Bug #14659
closedsegfault in ConditionVariable#broadcast and ConditionVariable#signal
Description
I'm encountering a consistent segfault within a Rails application running Phusion Passenger on Ruby 2.5.0 and Ruby 2.5.1 when invoking either the #broadcast or #signal method on a ConditionVariable.
Here's what the code that interacts with the ConditionVariable looks like:
def add(event)
unless @job.alive?
@lock.synchronize do
unless @job.alive?
@job = Thread.new { process }
end
end
end
@lock.synchronize do
@events << event
# this invocation causes the segfault
@ready.broadcast
end
end
I can swap out the call to #broadcast with #signal and it causes the same segfault. What I've narrowed it down to based on the C level backtrace is that when using #broadcast, it segfaults on this line of code in thread_sync.c inside the wakeup_all(struct list_head *head) function:
if (cur->th->status != THREAD_KILLED) {
When using #signal, it segfaults on similar line of code, but from the wakeup_one(struct list_head *head) function:
if (cur->th->status != THREAD_KILLED) {
Here are the links to those lines of code in GitHub (for reference) https://github.com/ruby/ruby/blob/trunk/thread_sync.c#L46, https://github.com/ruby/ruby/blob/trunk/thread_sync.c#L30.
In looking at the changes, it looks like the condition variable code was notably rewritten with this commit (https://github.com/ruby/ruby/commit/ea1ce47fd7f2bc9023e9a1391dbadcfaf9e892ce) and that only made it into the 2.5.x line of code. This segfault doesn't happen with anything prior to 2.5.0.
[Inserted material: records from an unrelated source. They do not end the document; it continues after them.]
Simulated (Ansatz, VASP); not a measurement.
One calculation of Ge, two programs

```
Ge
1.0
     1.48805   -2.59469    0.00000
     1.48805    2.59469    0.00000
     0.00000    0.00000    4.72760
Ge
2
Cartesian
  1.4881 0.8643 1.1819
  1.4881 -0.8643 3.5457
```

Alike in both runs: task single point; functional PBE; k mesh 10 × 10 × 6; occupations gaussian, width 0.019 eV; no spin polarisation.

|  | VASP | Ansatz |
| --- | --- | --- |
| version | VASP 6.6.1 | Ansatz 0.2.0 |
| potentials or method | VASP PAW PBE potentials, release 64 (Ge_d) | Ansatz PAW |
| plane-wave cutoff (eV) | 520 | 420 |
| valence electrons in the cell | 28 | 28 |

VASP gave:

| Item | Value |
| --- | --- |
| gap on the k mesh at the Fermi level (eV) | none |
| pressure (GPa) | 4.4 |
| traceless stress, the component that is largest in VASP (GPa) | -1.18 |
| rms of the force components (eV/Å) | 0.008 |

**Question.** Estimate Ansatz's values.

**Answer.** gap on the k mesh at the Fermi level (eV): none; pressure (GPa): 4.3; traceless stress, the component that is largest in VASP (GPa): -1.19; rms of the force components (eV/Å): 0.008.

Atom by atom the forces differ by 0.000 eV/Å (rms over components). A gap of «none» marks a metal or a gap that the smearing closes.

I'm wondering if there is some relation to how Phusion Passenger forks processes for the purposes of Smart Spawning (https://www.phusionpassenger.com/library/indepth/ruby/spawn_methods/). My code is restarting any dead threads, but I don't think there's anything else it can do.
I'm still working on trimming the code down to get a very small, reproducible example, but wanted to post all of this information, as I was hoping someone that's familiar with the internals of thread_sync.c might be able to point out some additional evidence.
Updated by normalperson (Eric Wong) over 6 years ago
nbeyer@gmail.com wrote:
Bug #14659: segfault in ConditionVariable#broadcast and ConditionVariable#signal
https://bugs.ruby-lang.org/issues/14659
I suspect this is identical to https://bugs.ruby-lang.org/issues/14634
Can you try backporting at least r62934?
r62934 a2d63ea2fb84c962abddae877e9493fc57cfce1a
thread_sync.c: avoid reaching across stacks of dead threads
Optional, but the following should be more fixes and improvements:
r63124 85e9f2879373aa496c5c3c7f900ba4869a9ca3f7
offsetof(type, foo.bar) is (arguably) a GCCism
r63210 b456eab2ea77eda51c8d5c06c24d195a6a2932e1
variable.c: fix thread + fork errors in autoload
r63215 af72dcd91b70e94b0f8299ab0464dafe884d2695
thread_sync: redo r62934 to use fork_gen
Thanks.
Updated by nbeyer@gmail.com (Nathan Beyer) over 6 years ago
I've been unable to create a reduced example. I have not tried the suggested backports mentioned above, but if I get a chance, I will.
I did want to post that I worked around the issue by using Phusion Passengers smart spawning hooks: https://www.phusionpassenger.com/library/indepth/ruby/spawn_methods/#smart-spawning-hooks. In the bit of code where I start the sub-system, which in turn creates the threads that were at issue, the code now registers with the smart spawning hook and when the hook is invoked, it restarts the sub-system, which in turn restarts the threads. I'm not sure why the hooks are required to restart the threads, rather than just dynamically doing so when detecting the thread is dead, but it resolves the issue for now.
Updated by jmgarnier (Jean-Michel Garnier) over 6 years ago
I had the exact the same situation as Nathan.
Segfaults happen in https://github.com/codegram/futuroscope gem which initalizes a pool of threads at startup. When passenger smart spawning forks the process, it segfaults.
I tested the same code with ruby 2.6 preview and no segfaults.
Updated by normalperson (Eric Wong) over 6 years ago
Backport request for 2.5.2 is here, sorry for the breakage:
https://bugs.ruby-lang.org/issues/14852
Updated by jeremyevans0 (Jeremy Evans) about 5 years ago
- Status changed from Open to Closed